One night stands are by turns hot, embarrassing, thrilling, funny, rubbish and weird. You can end up having glorious, pole-axing pornstar sex with a person way above your station Similarly, you can finish your evening gently mopping the tears of the 20 year old you just awkwardly and unwittingly deflowered. (The latter is not a good place to be in, trust me...)
In-between there’s a plethora of ups, downs (literal), nearlys and nasties. With such a range of potential conclusions to your congress, it’s not always easy to know the correct way to behave before, during and after. With this in mind, here’s 15 fail-safe tips to getting it right on the first and only night…
1. Think ahead. If you are staying at hers, have a pre-determined exit excuse for the morning. My favourite is "I'm baby-sitting my nephews." (This has the associated benefit of making me appear relatively sensitive and responsible)

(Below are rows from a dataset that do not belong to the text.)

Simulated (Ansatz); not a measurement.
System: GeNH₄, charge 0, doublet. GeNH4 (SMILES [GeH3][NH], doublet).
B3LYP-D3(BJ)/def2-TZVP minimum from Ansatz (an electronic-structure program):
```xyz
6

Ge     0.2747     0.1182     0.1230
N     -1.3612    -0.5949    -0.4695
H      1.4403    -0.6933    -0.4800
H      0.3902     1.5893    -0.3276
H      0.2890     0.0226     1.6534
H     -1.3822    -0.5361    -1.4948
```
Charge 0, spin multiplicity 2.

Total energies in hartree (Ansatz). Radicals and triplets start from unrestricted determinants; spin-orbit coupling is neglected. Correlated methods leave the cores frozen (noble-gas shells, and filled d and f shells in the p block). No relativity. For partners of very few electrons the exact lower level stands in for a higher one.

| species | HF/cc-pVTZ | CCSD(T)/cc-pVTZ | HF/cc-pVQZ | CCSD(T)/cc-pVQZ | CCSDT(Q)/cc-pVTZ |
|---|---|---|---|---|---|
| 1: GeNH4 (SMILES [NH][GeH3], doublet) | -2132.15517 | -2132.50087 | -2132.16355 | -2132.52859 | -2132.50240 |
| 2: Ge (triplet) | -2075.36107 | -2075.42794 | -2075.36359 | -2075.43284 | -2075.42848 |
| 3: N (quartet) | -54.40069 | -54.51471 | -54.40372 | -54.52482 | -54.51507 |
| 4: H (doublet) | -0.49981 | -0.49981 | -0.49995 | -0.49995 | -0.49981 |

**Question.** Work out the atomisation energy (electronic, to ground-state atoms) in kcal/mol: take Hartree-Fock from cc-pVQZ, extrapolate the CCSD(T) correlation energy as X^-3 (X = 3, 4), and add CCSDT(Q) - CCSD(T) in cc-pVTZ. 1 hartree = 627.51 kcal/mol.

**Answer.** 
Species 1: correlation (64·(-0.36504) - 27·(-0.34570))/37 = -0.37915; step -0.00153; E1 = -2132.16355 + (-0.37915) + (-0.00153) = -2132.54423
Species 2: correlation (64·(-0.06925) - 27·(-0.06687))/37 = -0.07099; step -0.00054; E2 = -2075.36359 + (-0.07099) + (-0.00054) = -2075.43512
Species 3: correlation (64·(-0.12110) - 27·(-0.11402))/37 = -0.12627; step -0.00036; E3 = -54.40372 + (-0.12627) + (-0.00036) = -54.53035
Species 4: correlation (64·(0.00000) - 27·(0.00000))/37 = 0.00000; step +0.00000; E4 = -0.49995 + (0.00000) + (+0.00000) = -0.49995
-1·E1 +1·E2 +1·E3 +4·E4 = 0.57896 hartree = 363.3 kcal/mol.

The ideal place to make your excuse is in the cab, presuming you aren’t scaling the bases in the back. The same goes if she’s at yours. The right and proper time to tell her she has to leave by, is 11am. If by some glorious twang of Cupid’s arrow you actually want her to stay later than the pre-allotted exit time, just tell her you made up the excuse.
2. Offer breakfast (they generally refuse). You will appear civilised, which will balance out that thing you asked her to do 6 hours ago.
3. Never jizz in her hair.
4. Avoid interaction with housemates/parents/pets. She doesn’t want you to meet them. Her coming out of the bathroom to find you rolling around on her landing floor nuzzling her dog’s belly and calling it a “fuzzy-wuzzy wuv dog” is not an acceptable form of foreplay.
5. Do not be shy in raising the question of going ‘back there’. It’s a one night stand: practically anything goes. However, do not raise that question - whether it be in the form of an actual question or a more physical form of probing - more than twice. You will seem/actually be rape-y. The same goes for spanking and/or choking.
6. Girls: If you knew what I knew you’d have absolutely no intention of slipping me a digit.
7. Be nice, for God’s sake be nice. Don’t be creepy, don’t go through her drawers, don’t turn on her laptop without asking first, don’t talk about your mum, don’t jump out from behind her bedroom door when she walks back in after her post-shag piss.
8. If you are being set up on a blind date on a weekend, you have an approximate 60% chance of having sex. If you are drinking tequilas by 10pm, this chance rises to nearer 97%.
9. If you are on drugs/exceptionally drunk, it will be deemed just-about-acceptable to have difficulty in maintaining/achieving an erection. However, you simply must come through in the morning. If you don’t you will a) leave with balls the size of Exeter and b) always be ‘that guy’ between her and her friends. You may not think this matters and that you can get away with telling your mates everything worked like c(l)ockwork but Facebook dictates that the world is much smaller place, especially for women with funny stories for mutual friends about guys they know who are feckless limpos.
10. If you are given a phone number the next morning, for God’s sake don’t test it in front of him/her. If you’ve been fake numbered, finding this out with the person in the room is almost as embarrassing as that time your mates found that bottle of fake tan in your room. (I get pale in winter, okay?)
11. Giving a fake name is also pretty dire. The same goes for lying about your job (a little exaggeration of the latter is virtually expected, however).
12. If we’re in a bar and I’m buying you a drink, I definitely want to have sex with you. Ditto asking you about the book you’re reading, or complimenting any item of clothing you’re wearing. I am generally a reasonably nice person, but in either of these cases I am 100% not doing it “just to be nice.”
13. Come now, we’re never going to see each other again. By all means turn your main light off, but let’s stick that lamp on eh? One: it’s much, much hotter to see the other person. Two: if you don’t I’m going to be poking around like a carrot in a cabbage patch. Give me a chance.
14. When you think about it, forgetting someone’s name is quite funny. You’ve allowed this person being to engage in the most intimate act available to homo sapiens, and four hours later they can’t remember if you’re called Kevin or Karen. Get over yourself. And if you’re not completely sure, ask. I know how drunk you were, who do you think bought you all those Jagerbombs?
15. Condoms are everyone's friend.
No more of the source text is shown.